Student teams tackle real-world challenges with innovative aerospace solutions

Our graduating seniors didn't just complete their capstone projects this year — they tackled real-world challenges that could reshape how we approach flight, space exploration, and debris monitoring. From wind tunnel innovations to rocket engines that fired successfully on the first try, these teams demonstrated the kind of bold thinking and technical excellence that defines the UW aerospace engineering experience.

Technical excellence reaches new frontiers

This year's capstone program produced achievements that pushed the boundaries of what's possible in aerospace engineering education, with two teams earning top recognition for their exceptional work.

Capstone Technical Excellence Award: SARP Orbital Transfer Vehicle Thruster Prototype

Building on the student rocket organization's foundation, these students designed and manufactured a professional-grade regenerative bi-propellant rocket engine for use as in-space transportation to deliver payloads from its original launch vehicle in LEO to their required orbit. They created industry-standard test procedures rigorous enough to earn UW approval for a hot fire test right in our department.

The result? The engine fired successfully on the first attempt. It's the culmination of months of professional-grade analysis, computer-aided design, and manufacturing — plus the kind of engineering ethics and attention to detail that defines aerospace success.

Congratulations to team members Ethan Armstrong, Xavier Beech, Paige Carter, Connor Fallot, Brendan Hodgson, Andrew Moore, Brendan Mullins, Davis Ryan, Jacob Sawyer, Jonathan Sehmel, Lachlan Stewart, Matt Theo, and Connor Thompson and to industry mentor Thomas Terreau from Aerojet Rocketdyne.

Capstone Innovation Award: Boeing SSA - Space Debris Monitoring Constellation

This team didn't just design one satellite — they tackled an entire constellation of cubesats while simultaneously prototyping sensor systems to detect space debris. Think of it as advanced orbital mechanics combined with cutting-edge optics theory, all focused on addressing one of space exploration's most pressing challenges. While their prototype revealed the real complexities of debris detection, their conceptual design work provides a solid foundation for future missions.

Congratulations to team members Kiaan Akbarpour, Claire Fisher, Francisco Flores-Martinez, Kathryn Guttormsen, Marco Jawili, Warren Lee, Oliver Lohrentz, Avery Mortimore, Celia Perez, Rohail Tariq, and Jack Van Loben Sels and our industry mentors at Boeing.

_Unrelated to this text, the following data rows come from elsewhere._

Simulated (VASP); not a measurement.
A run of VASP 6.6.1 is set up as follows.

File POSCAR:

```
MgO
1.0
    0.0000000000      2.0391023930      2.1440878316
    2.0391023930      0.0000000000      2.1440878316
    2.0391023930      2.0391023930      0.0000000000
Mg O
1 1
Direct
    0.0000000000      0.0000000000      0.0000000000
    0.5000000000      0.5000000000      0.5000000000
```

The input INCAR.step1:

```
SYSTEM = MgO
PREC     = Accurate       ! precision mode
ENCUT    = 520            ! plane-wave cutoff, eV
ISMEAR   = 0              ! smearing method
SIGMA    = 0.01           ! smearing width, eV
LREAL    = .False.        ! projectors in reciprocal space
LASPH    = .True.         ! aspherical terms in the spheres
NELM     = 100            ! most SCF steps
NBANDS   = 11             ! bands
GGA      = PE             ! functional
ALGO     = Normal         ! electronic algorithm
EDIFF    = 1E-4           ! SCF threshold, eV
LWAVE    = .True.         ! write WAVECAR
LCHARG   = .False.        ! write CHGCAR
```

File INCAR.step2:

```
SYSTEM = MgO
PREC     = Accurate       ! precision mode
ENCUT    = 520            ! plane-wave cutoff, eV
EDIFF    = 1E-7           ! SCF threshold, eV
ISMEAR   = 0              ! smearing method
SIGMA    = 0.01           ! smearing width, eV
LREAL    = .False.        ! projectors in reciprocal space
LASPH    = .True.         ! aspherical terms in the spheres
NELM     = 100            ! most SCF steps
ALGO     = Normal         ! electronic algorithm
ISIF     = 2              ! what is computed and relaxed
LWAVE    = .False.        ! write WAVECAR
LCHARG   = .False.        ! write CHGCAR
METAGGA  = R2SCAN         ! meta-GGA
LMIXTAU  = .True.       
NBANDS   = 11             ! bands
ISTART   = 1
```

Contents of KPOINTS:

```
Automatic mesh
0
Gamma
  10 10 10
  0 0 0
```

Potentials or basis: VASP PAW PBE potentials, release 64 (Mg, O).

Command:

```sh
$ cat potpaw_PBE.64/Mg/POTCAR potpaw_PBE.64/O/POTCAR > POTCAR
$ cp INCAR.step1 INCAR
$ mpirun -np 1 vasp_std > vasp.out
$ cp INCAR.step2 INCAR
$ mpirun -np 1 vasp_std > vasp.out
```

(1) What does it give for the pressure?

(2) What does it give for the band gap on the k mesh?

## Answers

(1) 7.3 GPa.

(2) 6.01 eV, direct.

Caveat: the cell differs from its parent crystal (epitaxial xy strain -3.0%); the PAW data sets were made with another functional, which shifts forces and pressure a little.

Film Festival winners showcase creative communications and technical skills

Beyond technical achievement, our students proved they could communicate complex engineering concepts with style and clarity. The annual Capstone Film Fest showcased all nine teams presenting their projects through engaging videos, with two teams earning special recognition from both peers and our judges panel.

Best in Show: Vortex Lab

This team earned Best in Show honors for its video on developing and testing an active strake system that adjusts airflow during flight. Using sophisticated wind tunnel testing on a scale model they developed of a Boeing 737-800 wing, they created a pneumatic system that dynamically optimizes lift and drag coefficients whether an aircraft is cruising, taking off, or landing. It's the kind of adaptive technology that could transform how future aircraft perform across different flight conditions and reduce potential conditions for stall.

Congratulations to team members Hugh Carbrey, Cade Homfeldt, Alexander Maldonado, Matthew Aludares, Paul Snyder, Fiona Spitzley and Aaron Wu and mentors from the Vortex Lab Giovanni Nino and Professor Bob Breidenthal.

People’s Choice: AeroTEC KWT

This team took home the People's Choice Award for their playful video covering their project on a wind tunnel test model of a Cessna. The team designed and built a low-cost, low-fidelity model for the Kirsten Wind Tunnel that delivers stability, control, and performance data within 10% of traditional results. Their solution demonstrates how smart engineering can make advanced testing more accessible without sacrificing accuracy.

Congratulations to team members Kai Bristol, Jasper Geldenbott, Benjamin Hlavsa, Carlee Magner, Osvaldo Monroy, Thong Phan, Lucas Vos, and Duncan Weiner and industry project mentor Todd Leighton from AeroTEC.

Where innovation meets impact

The award winners emerged from an exceptional field of nine teams, each addressing critical challenges in aerospace engineering. The remaining five teams delivered equally impressive solutions that demonstrate the breadth and ambition of this year's capstone program.

• AeroTEC Phase III

  This team refurbished the University of Washington's 2011 UAV to create an advanced structural health monitoring system using high-frequency strain gauges synchronized with telemetry. Their work delivers machine learning-ready datasets to train AeroTEC's algorithms while meeting all FAA safety standards.

• Supersonic

  Students designed a commercial supersonic aircraft concept achieving Mach 1.6 cruise speed with a 4,800 nautical mile range. Their aerodynamically optimized design meets FAA requirements while addressing noise regulations and air traffic integration.

• LMCO

  This team evaluated an innovative lunar coilgun system designed to launch 6,000 kg capsules from the Moon's South Pole with remarkable precision. The system integrates superconducting electromagnetics and specialized cooling to create sustainable infrastructure for lunar resource transportation.

• KWT QWSS

  The team modernized the Kirsten Wind Tunnel's aging Quantitative Wake Survey System with new motors, drivers, and control software. The upgraded system maintains 0.2-inch positional accuracy and uses EtherCAT protocols for reliable high-speed data collection.

• JPL HS3

  Students worked with NASA's Jet Propulsion Laboratory to adapt enterprise-level mission planning software for smaller student missions like the UW’s HuskySat-3 mission. Their work created a simulation framework for HuskySat-3 to confirm lunar lava tube locations that could serve as natural storm shelters.

These projects represent more than academic exercises — they're solutions to real challenges facing the aerospace industry, developed by students who've learned to think like professional engineers while still pushing creative boundaries. Whether it's making wind tunnel testing more cost-effective, developing adaptive flight systems, addressing space debris concerns, or successfully firing rocket engines on campus, these teams show what's possible when curiosity meets determination.

Congratulations to all our capstone teams for a year of exceptional work and thank you to Professor Alvar Saenz Otero for all of his work with these teams.